Log Search Results

16 July 1851. Concord, Mass.

Thoreau writes in his journal:

  Set out at 3 P. M. for Nine-Acre Corner Bridge via Hubbard’s Bridge and Conantum, returning via Dashing Brook, rear of Baker’s, and railroad at 6.30 P.M. . . . I see a farmer cradling his rye, John Potter . . . The color of the cows on Fair Haven Hill, how fair a contrast to the hillside! . . . Now, at 4 P.M., I hear the pewee in the woods, and the cuckoo reminds me of some silence among the birds I had not noticed . . . It is pleasant to walk through these elevated fields, terraced upon the side of the hill so that the eye of the walker looks off into the blue cauldron of the air at his own level. Here the haymakers have just gone to tea,—at 5 o’clock, the farmer’s hour, before the afternoon is ended, while he still thinks much work may still be done before night . . . At the Corner Bridge the white lilies are budded . . . Came through the pine plains behind James Baker’s, where late was open pasture, now open pitch pine woods, only here and there the grass has given place to a carpet of pine-needles . . . I pass by Walden’s scalloped shore.
(Journal, 2:306-314)
16 July 1852. Concord, Mass.

Thoreau writes in his journal:

  Chenopodium album, pigweed. The common form of the arrowhead, with larger, clear-white flowers . . .

  Pyrus arbutifolia melanocarpa fruit begins to be black. Cephalanthus occidentalis, button-bush.

  The bass on Conantum is a very rich sight now, tlxnlgh the flowers are somewhat stale . . . The tree resounds with the hum of bees,—bumblebees and honey-bees; rose-bugs and butterflies, also, are here—a perfect susurrus, a sound, as C. says, unlike any other in nature,—not like the wind, as that is like the sea. The bees abound on the flowers of the smooth sumach now. The branches of this tree touch the ground, and it has somewhat the appearance of being weighed down with flowers. The air is full of sweetness. The tree is full of poetry . . .

(Journal, 4:228-230)
16 July 1853. Concord, Mass.

Thoreau writes in his journal:

  Rhus copallina behind Bent’s, budded, not quite open. Solidago stricta (?) at Cato’s cellar, a day or two . . . Is it the Potamogeton heterophyllus in Walden, now in flower and for some time? . . .
(Journal, 5:317)
16 July 1854. Concord, Mass.

Thoreau writes in his journal:

  A thief fog began last night and lasts till late this morning; first of the kind, methinks.

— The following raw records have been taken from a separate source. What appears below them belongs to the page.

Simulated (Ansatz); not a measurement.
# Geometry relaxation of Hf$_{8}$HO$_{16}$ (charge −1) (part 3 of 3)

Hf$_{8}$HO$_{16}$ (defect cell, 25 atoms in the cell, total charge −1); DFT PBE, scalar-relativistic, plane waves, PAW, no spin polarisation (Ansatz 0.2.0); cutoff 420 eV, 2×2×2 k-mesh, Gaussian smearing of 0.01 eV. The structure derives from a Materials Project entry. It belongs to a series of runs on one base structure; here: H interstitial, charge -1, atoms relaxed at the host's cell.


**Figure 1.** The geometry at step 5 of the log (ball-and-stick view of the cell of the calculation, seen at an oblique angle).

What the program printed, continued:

  P.M.—Via railroad and pond to Saw Mill Brook. Many yellow butterflies and red on clover and yarrow. Is it the yellow-winged or Savannah sparrow with yellow alternating with dark streaks on throat, as well as yellow over eye, reddish flesh-colored legs, and two light bars on wings? . . . Woodcock by side of Walden in woods . . .

(Journal, 6:396-397)
16 July 1855. North Truro, Mass.

Thoreau writes in his journal:

  Uncle Sam [Sam Small] tells of sea-turtles, which he regarded as natives, as big as a barrel, found on the marsh… The oak wood north of Rich’s or Dyer’s Hollow, say twenty years old, nine feet high . . . (Journal, 7:442-443).
16 July 1856. Concord, Mass.

Thoreau writes in his journal:

  See several bullfrogs lying fully out on pads at 5 P.M. . . . (Journal, 8:413).
16 July 1857. Concord, Mass.

Thoreau writes in his journal:

  P.M.—To Hemlocks.

  Geum album, apparently well out.

  As I walked through the pasture side of the hill, saw a mouse or two glance before me faint galleries in the grass. They are seldom seen, for these small deer. like the larger, disappear suddenly, as if they exploded before your eyes . . .

(Journal, 9:482)
16 July 1858. Franconia Mountains, N.H.

Thoreau writes in his journal:

  Continue on through Thornton and Campton . . .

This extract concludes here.